The non-determinism has two sources, the choice of initial state and the choice of the next state depending on the current state and the token just read. In most examples \({ I }\) has only one member and the first source of non-determinism is theoretical rather than real. Allowing multiple initial states is useful for the theory though, and sometimes in examples.

There is a traditional way of drawing diagrams for finite state automata, with directed graphs whose vertices are the states and whose edges indicate the allowed transitions, labelled to show which tokens allow that transition. The vertices in \({ F }\) are doubly circled. Those in \({ S ∖ F }\) are singly circled. Vertices in \({ I }\) are indicated by unlabeled incoming arrows which don’t come from any vertex. The accompanying diagrams show finite state automata which recognise the xy language and the language of integers.

A finite state automaton for the the xy language

A finite state automaton for the the integer language

You may have noticed a similarity between these finite state automata and the right regular grammars for these languages. In fact it’s possible to construct a finite state automaton from a right regular grammar by a purely mechanical procedure. The set \({ A }\) of tokens is the same as for the grammar. The set \({ S }\) of possible states is the set of non-terminal symbols of the grammar, except for the start symbol. The set \({ I }\) is the set of alternates for the start symbols. The set \({ F }\) is the set of non-terminals for which the empty list is an alternate. The set \({ T }\) consists of those \({ ( r , a , s ) }\) for which \({ a s }\) is an alternate for \({ r }\).

So every language which has a right regular grammar is recognised by a finite state automaton.
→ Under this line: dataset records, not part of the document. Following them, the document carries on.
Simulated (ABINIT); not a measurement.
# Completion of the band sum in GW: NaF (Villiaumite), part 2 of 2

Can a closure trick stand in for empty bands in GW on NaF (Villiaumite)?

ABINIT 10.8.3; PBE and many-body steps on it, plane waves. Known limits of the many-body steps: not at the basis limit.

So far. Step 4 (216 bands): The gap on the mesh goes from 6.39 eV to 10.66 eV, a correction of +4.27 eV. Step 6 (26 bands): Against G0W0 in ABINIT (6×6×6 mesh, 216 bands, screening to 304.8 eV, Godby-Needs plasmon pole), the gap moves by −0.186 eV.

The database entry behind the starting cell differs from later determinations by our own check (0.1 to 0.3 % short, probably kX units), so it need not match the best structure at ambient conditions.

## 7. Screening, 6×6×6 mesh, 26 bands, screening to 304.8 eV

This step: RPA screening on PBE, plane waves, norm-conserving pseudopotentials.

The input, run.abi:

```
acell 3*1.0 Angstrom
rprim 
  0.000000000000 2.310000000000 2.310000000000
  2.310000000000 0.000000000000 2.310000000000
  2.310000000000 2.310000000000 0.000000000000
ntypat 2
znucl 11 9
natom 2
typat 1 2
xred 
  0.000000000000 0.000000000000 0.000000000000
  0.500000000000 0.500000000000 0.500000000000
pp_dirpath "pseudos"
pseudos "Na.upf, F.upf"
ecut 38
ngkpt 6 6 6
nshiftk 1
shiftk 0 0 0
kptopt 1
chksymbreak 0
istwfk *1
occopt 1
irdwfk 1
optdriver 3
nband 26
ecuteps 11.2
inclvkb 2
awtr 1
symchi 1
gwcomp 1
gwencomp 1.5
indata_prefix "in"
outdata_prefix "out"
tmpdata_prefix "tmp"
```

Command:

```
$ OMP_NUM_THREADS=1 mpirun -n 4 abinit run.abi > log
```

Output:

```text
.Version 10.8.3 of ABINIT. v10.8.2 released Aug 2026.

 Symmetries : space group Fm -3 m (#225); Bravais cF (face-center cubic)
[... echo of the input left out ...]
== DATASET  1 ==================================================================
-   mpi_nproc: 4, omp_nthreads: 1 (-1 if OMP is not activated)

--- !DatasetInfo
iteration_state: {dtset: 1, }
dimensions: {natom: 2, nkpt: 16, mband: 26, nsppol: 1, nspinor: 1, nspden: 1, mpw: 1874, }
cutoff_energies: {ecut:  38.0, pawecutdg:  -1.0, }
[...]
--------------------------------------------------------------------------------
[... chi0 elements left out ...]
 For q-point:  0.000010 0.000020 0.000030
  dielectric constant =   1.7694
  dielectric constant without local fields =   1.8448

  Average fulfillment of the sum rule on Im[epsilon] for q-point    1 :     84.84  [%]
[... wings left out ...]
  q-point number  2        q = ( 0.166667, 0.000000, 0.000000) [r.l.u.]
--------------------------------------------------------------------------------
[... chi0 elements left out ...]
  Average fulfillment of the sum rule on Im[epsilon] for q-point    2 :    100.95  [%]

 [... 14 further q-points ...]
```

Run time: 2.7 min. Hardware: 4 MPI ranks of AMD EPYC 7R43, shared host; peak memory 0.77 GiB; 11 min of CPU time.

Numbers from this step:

Given a finite state automaton for a language we can easily construct a finite state automaton for the reverse language. \({ A }\) and \({ S }\) are unchanged. The roles of \({ I }\) and \({ F }\) are reversed. The transition relation for the reversed grammar consists of those triples \({ ( r , a , s ) }\) for which \({ ( s , a , r ) }\) belongs to the transition relation for the original language. If we have a left regular grammar for a language then we can find a right regular grammar for the reversed language, use it to construct a finite state automaton for the reversed language, and then use the construction above to construct a finite state automaton for the doubly reversed language, which is the original language. So every language which has a left regular grammar is recognised by a finite state automaton.

Deterministic finite state automata

A finite state automaton is called deterministic if the set of initial states has at most one member and for any state \({ r }\) and token \({ a }\) there is at most one allowed transition, i.e. at most one \({ s ∈ S }\) such that \({ ( r , a , s ) ∈ T }\). A deterministic finite state automaton therefore has at most computational path.

It is sometimes useful to strengthen the requirement of at least one start state and at least one allowed transition in each state for each input token to exactly one start state and exactly one transition. The advantage of this is that it prevents the automaton from halting before it has read all of its input. I will call such automata strongly deterministic.

Our automaton above for the xy language is deterministic, and in fact strongly deterministic. Our automaton for the language of integers is not deterministic, since it has multiple initial states. A more common reason for a finite state automaton to be non-deterministic is the existence of multiple allowed transitions from a particular state on a particular input but this automaton happens not to have that problem.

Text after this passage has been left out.